The closest thing I see is subsection (d)(2), which says that the platform can be prosecuted (A) for a "specific instance of material or activity" (B) if it had "actual notice of that material's or activity's presence on the service," unless (C) they remove/block "the specific instance of material," report it to law enforcement, and "preserve evidence related to the material or activity for at least 1 year."

I believe the major commercial E2E platforms generally have the ability to notice specific hashes of known-bad material (think, e.g., child sexual abuse material) and block it / alert the platform through a client-side filter, which I think would make it pretty easy to comply with these requirements.

Alternatively, it would be enough, I think, to remove and ban the accounts involved.

The only difficult part is that you need to "preserve evidence," but my understanding is that this phrasing doesn't generally compel you to create evidence where none existed. Privacy-focused platforms have for years avoided keeping logs that they do not want to get turned over for the government, and it's generally much more onerous for the government to ask you to start keeping logs than to get mad at you for deleting/purging logs you already collected.
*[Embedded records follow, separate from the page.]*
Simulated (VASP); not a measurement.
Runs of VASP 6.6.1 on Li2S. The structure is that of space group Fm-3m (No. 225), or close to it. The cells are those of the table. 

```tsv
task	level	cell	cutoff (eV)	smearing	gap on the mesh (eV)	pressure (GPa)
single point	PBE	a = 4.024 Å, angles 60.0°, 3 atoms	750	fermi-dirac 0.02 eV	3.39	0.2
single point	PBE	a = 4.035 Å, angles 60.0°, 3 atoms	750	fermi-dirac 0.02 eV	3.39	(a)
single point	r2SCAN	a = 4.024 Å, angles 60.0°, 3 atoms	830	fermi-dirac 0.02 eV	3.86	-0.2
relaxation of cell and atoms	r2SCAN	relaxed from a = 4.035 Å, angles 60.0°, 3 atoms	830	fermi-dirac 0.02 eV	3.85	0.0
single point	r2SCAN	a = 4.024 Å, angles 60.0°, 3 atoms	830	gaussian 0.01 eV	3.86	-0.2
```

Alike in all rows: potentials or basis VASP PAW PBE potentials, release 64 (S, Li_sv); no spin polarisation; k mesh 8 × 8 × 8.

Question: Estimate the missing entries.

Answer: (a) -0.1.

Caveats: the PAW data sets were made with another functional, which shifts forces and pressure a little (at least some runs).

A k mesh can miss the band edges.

So I don't think this actually imposes any requirements on design, or gets in the way of E2E or non-logging platforms. If you are informed of specific illegal content, you need to take action. But if you operate the service in a way that you don't have "actual notice" or "evidence" of anything people send with it, I think that's still fine.

The other carve-outs don't seem to be relevant. (d)(4) might be if you look funny enough: it says the platform has to make itself able to receive notification of illegal content, and that a platform doesn't get immunity "if it designs or operates its service to avoid receiving actual notice of Federal criminal material on its service or the ability to comply with the requirements under Subsection (d)(2)(C)." I suppose you could argue that not keeping logs means that you've designed your service in a way where you can't "preserve evidence," which would run afoul of this. But I don't think that's the right interpretation: if you're not creating unnecessary logs in the first place, if you keep the logs you do log for a year, you've preserved all the evidence that exists.

Am I being too optimistic here? (I do agree that the plaintext summary you quoted is very concerning.)